It's long been known that certain rating systems, namely Glicko-2 and Topcoder, are not monotonic. In other words, there are cases where losing can eventually result in a higher rating. We wanted to know just how severe the issue can be. In joint work with inutard at WWW 2021, we computed how tourist's rating would evolve according to both Topcoder and our custom rating system. The dataset consists of Codeforces rounds up to Looksery Cup 2015, accessed via the Codeforces API. Here, we see that tourist's Topcoder rating is 3284, but could have been as high as 3807 if he were willing to lose on purpose!
More details on the adversarial strategy: for his first 45 rounds, we simulate tourist playing normally, following historical data. In the next 45 rounds, he purposely becomes last place whenever his Topcoder rating is above 2975, but plays normally otherwise. Then finally, he returns to playing normally for an additional 15 rounds.
A similar strategy recently broke the Pokemon Go Battle League rankings, which seem to be based on Glicko-2: https://www.reddit.com/r/TheSilphRoad/comments/hwff2d/farming_volatility_how_a_major_flaw_in_a/.
Does it work on lichess?
If it uses Glicko-2 then I suspect the same exploit will work. The trick is to massively inflate your volatility by alternating between losing and winning.
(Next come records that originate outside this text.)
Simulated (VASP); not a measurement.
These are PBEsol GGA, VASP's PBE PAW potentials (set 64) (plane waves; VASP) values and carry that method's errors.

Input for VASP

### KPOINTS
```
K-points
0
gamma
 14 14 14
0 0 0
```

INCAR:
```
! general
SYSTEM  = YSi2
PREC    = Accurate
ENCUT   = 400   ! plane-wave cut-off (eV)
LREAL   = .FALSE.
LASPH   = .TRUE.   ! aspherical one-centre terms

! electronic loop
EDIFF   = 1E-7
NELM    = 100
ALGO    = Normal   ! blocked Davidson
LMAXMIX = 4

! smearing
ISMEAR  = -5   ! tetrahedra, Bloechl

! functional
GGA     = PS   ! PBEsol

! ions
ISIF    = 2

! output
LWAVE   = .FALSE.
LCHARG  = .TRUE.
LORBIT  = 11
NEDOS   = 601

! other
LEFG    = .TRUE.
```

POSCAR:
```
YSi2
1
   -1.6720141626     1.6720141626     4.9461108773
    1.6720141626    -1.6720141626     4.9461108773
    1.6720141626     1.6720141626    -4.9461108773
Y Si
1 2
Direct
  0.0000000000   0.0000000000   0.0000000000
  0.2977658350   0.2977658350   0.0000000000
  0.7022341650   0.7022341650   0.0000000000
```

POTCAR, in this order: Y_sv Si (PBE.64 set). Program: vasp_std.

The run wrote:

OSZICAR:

Does Codeforces uses Glicko-2(or similar) too?
The Codeforces system is monotonic: https://codeforces.net/blog/entry/20762
Although I think Elo-MMR produces nicer ratings, both systems are free from such exploits! Glicko-1 should also be monotonic I think, though I haven't verified it.
I raised the issue on the Github for Lila (the implementation of Lichess). However the maintainers dismissed it. https://github.com/ornicar/lila/issues/7862
I don't think so. When you reach your_normal_rating + 100, your opponents will crush you and will not let you climb higher. And weak opponents (your_normal_rating — 300) will not accept your challenges.
It's easier to get this your_normal_rating + 100 with fluctuations.
I'll just try it myself.
https://lichess.org/@/VolatilePlayer
Most of players who played a lot of games have 45-46 deviation. I'll stay on 2100 rating until I reach 45 deviation, then I'll start playing full strength. Let's see if I will overcome my typical 2350-2400. I think not.
I would be very curious too! Lichess uses Glicko-2: https://i.imgur.com/bOjm17e.png
But given how many players are on the platform, it would be weird if they haven't hacked a fix for this attack.
Please feel free to email / message us your results! We can include it in our repo and credit you :)
Lichess has easy API and open source code, you can actually experiment with other players' results.
Also, to get maximum profit, I should return to this account after some time (maybe 1 year), when the volatility greatly increases and I'll be getting +100 for my first games. But that's not the case of your study.
rainboy for topcoder 2021.
You theoretically broke Topcoder ratings. It's still a long way to actually see this happen.
This blog seems really informative. I just have a small question and hope you won't be offended. Why did you make an effort into this? I mean, was this some sort of academic research or just something you're passionate about? I ask because your work seems genuine and tough and I've never had a drive to do something similar.... Once again, I don't mean any offense.
It started as a fun project a few years ago, out of a curiosity to see whether good theoretical foundations would solve some of the issues with programming contest rating systems. The more recent work was undertaken to turn that project into an academic publication. Hope this helps!
Well, it is kind of a good measure of reliability of rating system.